This is an excerpt from the Python Data Science Handbook by Jake VanderPlas; Jupyter notebooks are available on GitHub.

The text is released under the CC-BY-NC-ND license, and code is released under the MIT license. If you find this content useful, please consider supporting the work by buying the book!

Machine Learning

In many ways, machine learning is the primary means by which data science manifests itself to the broader world. Machine learning is where these computational and algorithmic skills of data science meet the statistical thinking of data science, and the result is a collection of approaches to inference and data exploration that are not about effective theory so much as effective computation.

The term "machine learning" is sometimes thrown around as if it is some kind of magic pill: apply machine learning to your data, and all your problems will be solved! As you might expect, the reality is rarely this simple. While these methods can be incredibly powerful, to be effective they must be approached with a firm grasp of the strengths and weaknesses of each method, as well as a grasp of general concepts such as bias and variance, overfitting and underfitting, and more.

This chapter will dive into practical aspects of machine learning, primarily using Python's Scikit-Learn package. This is not meant to be a comprehensive introduction to the field of machine learning; that is a large subject and necessitates a more technical approach than we take here. Nor is it meant to be a comprehensive manual for the use of the Scikit-Learn package (for this, you can refer to the resources listed in Further Machine Learning Resources). Rather, the goals of this chapter are:

  • To introduce the fundamental vocabulary and concepts of machine learning.
  • To introduce the Scikit-Learn API and show some examples of its use.
  • To take a deeper dive into the details of several of the most important machine learning approaches, and develop an intuition into how they work and when and where they are applicable.

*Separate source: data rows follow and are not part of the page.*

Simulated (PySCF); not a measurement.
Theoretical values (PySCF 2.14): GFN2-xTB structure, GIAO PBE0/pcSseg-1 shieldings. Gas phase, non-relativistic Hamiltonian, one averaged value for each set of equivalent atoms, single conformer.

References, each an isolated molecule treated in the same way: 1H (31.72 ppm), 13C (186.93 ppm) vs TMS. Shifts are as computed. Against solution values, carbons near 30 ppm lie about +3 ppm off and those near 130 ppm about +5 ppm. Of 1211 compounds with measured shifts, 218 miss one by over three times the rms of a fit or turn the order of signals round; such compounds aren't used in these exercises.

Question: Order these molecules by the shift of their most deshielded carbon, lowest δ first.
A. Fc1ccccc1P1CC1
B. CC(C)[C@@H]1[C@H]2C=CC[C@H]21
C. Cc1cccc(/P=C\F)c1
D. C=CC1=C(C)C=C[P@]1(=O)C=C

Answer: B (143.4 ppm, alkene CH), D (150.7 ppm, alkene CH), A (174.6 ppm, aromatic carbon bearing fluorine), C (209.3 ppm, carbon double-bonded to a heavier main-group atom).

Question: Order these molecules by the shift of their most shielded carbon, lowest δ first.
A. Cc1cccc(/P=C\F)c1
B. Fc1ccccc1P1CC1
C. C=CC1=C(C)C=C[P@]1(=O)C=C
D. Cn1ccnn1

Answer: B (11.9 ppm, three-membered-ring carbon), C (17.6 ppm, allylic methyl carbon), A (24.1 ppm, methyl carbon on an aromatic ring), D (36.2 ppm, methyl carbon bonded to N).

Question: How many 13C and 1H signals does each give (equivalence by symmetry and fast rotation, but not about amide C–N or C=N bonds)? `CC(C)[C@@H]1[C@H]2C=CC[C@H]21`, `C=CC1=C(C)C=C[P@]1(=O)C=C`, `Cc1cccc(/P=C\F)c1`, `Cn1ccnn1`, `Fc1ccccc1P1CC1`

Much of this material is drawn from the Scikit-Learn tutorials and workshops I have given on several occasions at PyCon, SciPy, PyData, and other conferences. Any clarity in the following pages is likely due to the many workshop participants and co-instructors who have given me valuable feedback on this material over the years!

Finally, if you are seeking a more comprehensive or technical treatment of any of these subjects, I've listed several resources and references in Further Machine Learning Resources.